Some scholars are guided by working assumptions to design studies, collect materials, interpret data and reach conclusions that are consistent with their starting assumptions. Others take an opposite direction. They use methods and techniques that have inbuilt potential to generate types of data that strengthen the plausibility of given sets of working assumptions.Reckless use of working assumptions is common in the intellectual community.  Either way, working assumptions are useful tools in the research process. They are provisional, revisable and fully within the control of the researcher. At the same time, this versatility can be a source of weakness for working assumptions. Reckless use of working assumptions is common in the intellectual community. Some anti-Christian scholars use  ridiculous assumptions in their  attacks on your faith, especially in issues about human origins, cosmology and miracles.

An example of the interactions of assumptions and explanations is in the field of cosmology. How did the universe come into existence? Most non-Christian scholars approach this question with  naturalistic primary and working assumptions.  First, most of them start with the assumption that there is no supernatural. Immediately, this assumption rules out, for them, any reference or thinking outside the natural realm. They become disadvantaged by the epistemic constraints of their naturalistic primary assumptions. With this limitation, they can only provide nature-bound explanations of nature itself.  In effect, they offer descriptions of processes  in the universe as an explanation for the origins of the same universe. They are trapped in this ludicrous cycle because they reject a prori all every possible explanations go beyond the boundaries of nature. The reason for their stunted intellectual imagination is clear. All non-nature bounded alternatives violate their primary beliefs. They prefer materialistic theories that contradict  God’s  account of the universe He created.

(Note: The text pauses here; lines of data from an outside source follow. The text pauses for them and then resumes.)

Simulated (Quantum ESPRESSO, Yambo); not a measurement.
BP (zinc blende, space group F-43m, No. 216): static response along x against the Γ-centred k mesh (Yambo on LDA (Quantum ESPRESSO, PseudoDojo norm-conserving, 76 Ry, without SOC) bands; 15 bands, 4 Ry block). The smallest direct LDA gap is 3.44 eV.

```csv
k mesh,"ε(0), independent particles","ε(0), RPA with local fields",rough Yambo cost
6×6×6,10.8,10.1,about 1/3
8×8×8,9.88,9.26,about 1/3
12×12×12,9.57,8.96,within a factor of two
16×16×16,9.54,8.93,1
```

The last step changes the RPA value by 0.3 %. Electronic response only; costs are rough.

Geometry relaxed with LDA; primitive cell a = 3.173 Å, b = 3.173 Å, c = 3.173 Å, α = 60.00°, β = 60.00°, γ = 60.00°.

The point here is not to cast doubt on all scientific techniques that make use of assumptions. These discussions are simply a way to alert you about the role of primary and working assumptions in the world of knowledge. In many cases, working assumptions are used to steer scientific research to specific preferred directions.

Learn to identify the power of  assumptions in the way people reason, argue and engage in formal research. When next you hear someone say something like  ‘assuming . . . ,’ or  ‘on the assumptions that . . . ,’ don’t take such phrases lightly. Evaluate statements, arguments and perhaps packages of evidence that follow as logical consequences of stated and implicit assumptions.

Production of Knowledge
The scientific approach is really a refinement  of commonsense thinking.  Scholars first presuppose  uniformity of the natural world and the law of cause and effect. They proceed to the sequential processes of identifying research questions, developing  informed guesses, producing measurable definitions of terms, collecting information, data analysis, testing hypotheses and drawing conclusions. The last activity usually involves probabilistic statements about associations of factors or variables. These statements, in turn, generate new research hypotheses. This cycle goes on with minor variations depending on the discipline of knowledge involved.

Explanations
Contrary to popular views, the scientific approach doesn’t produce conclusions that are immune to falsification. Scholarly explanations start with detailed descriptions. They can make probabilistic statements of associations or correlations from observed patterns. Technically speaking, the scientific approach doesn’t really explain anything. Experienced scholars speak more modestly about patterns and strengths of associations or relationships among observable and measurable phenomena. These associations and correlations cannot always be equated to causation.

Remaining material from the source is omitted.